Homestead House by Michael Jantzen

This is the work of a Michael Jantzen, the architect behind the M-Vironments. The Homestead House is a design concept that leverages common agricultural building components to create a simple habitable space. This particular example is not tiny by any means but the concept could easily be downsized. I also have a strong appreciation for small building clusters so when I saw one of my regular readers, Craig, post this on Google Buzz I knew I had to share it with you. Thanks Craig!

This design approach allows for the addition, modification, and removal of the small independent spaces making it ideal for a growing family and changing needs. The only main disadvantage of a cluster of buildings is that if heated and cooled by fossil fuels the cost could become greater than a single space. But by leveraging natural heating and cooling systems this disadvantage can be quickly overcome.

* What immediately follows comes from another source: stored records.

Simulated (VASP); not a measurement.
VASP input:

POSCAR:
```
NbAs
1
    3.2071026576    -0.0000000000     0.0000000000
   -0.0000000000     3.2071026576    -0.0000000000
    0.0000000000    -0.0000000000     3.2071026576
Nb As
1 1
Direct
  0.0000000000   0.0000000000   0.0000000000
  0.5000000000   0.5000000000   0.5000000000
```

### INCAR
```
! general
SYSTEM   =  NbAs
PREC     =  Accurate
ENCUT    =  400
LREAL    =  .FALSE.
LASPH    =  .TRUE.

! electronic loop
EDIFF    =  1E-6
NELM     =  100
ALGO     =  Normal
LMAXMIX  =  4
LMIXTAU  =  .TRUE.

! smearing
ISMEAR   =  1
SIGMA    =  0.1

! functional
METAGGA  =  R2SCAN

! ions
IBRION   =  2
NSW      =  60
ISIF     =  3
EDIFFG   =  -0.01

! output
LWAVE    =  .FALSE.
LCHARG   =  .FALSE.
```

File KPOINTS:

The main advantage of building with a common prefab material like corrugated steel is that it’s relatively inexpensive and easy to put together. This particular material choice would also last quite a long time. The main challenge would be insulating the house. Michael suggests building another lighter gauge metal structure inside the outer shell and insulating the space between.

Visit his website to take a closer look at Michael Jantzen’s Homestead House.

12 thoughts on “Homestead House by Michael Jantzen

  1. SteveR says:

    “The main advantage of building with a common prefab material like corrugated steel is that it’s relatively inexpensive and easy to put together”…and the resulting is a building with appeal of a grain silo.

    I have yet to see anything which was made from common or pre-fab anything which had any human appeal. Manufactured items is for manufacturing houses. Humans needs spaces made by humans not machines.

  2. frank says:

    I think the curved roofs and agricultural aesthetic look great! I’ll have to see if there are any silo providers in my area…would love to put a curved roof on my planned cabin.

  3. Craig says:

    I have a steel roof on my house – I hear nothing when it rains because there is insulation between me and the steel – it would be the same with the Homestead House. I agree with Frank who likes the aesthetics of a curved corrugated arch home – it is the ideal of form following function that give it appeal for me. Making an individual statement of your humanity comes with the interior work – that’s where you will find any homes major statement.

  4. Kevin Wilbeck says:

    Great idea. There are tons of these buildings in the midwest, many leftovers from gov’t grain storage programs. How about building a tiny home community inside a large quonset (that’s what we call them) building? It would be a tiny version of the cities protected by domes that Buckminster Fuller envisioned decades ago.

  5. nycjeff says:

    I really liked this one.
    Although how many times have I said that to myself after reading something at one of the tiny house blogs.
    Frank, check out steelmasterusa.com as one provider. (I’m not associated with them, but found their site helpful)
    It looks like they have decent distribution all over the country. They seem to do small projects (car ports) and larger ones (airplane hangers).
    Also, if you go to their site and go to the bottom where they list the states, you can see pictures of their structures all around the country. Most are just sheds, but some are housing.
    -jeff

  6. bruce says:

    Great outer structure for a ‘house in a box’ which totally separates the living space from direct contact with the elements. An efficient tiny house inside one of those structures would cost next to nothing for heating a cooling. Close the ends with greenhouse plastic and proper ventilation and you live in your garden house!

  7. Jude Le Blanc says:

    I love this design. It’s what introduced me to the eloquent mind of Mr Jantzen. What a global treasure and inspiration.

  8. Luther Johnson says:

    Have any of these steel buildings been built? Where are they. Is ther a manufacturer of these buildings? Where could I see on? What is the cost of the one presented?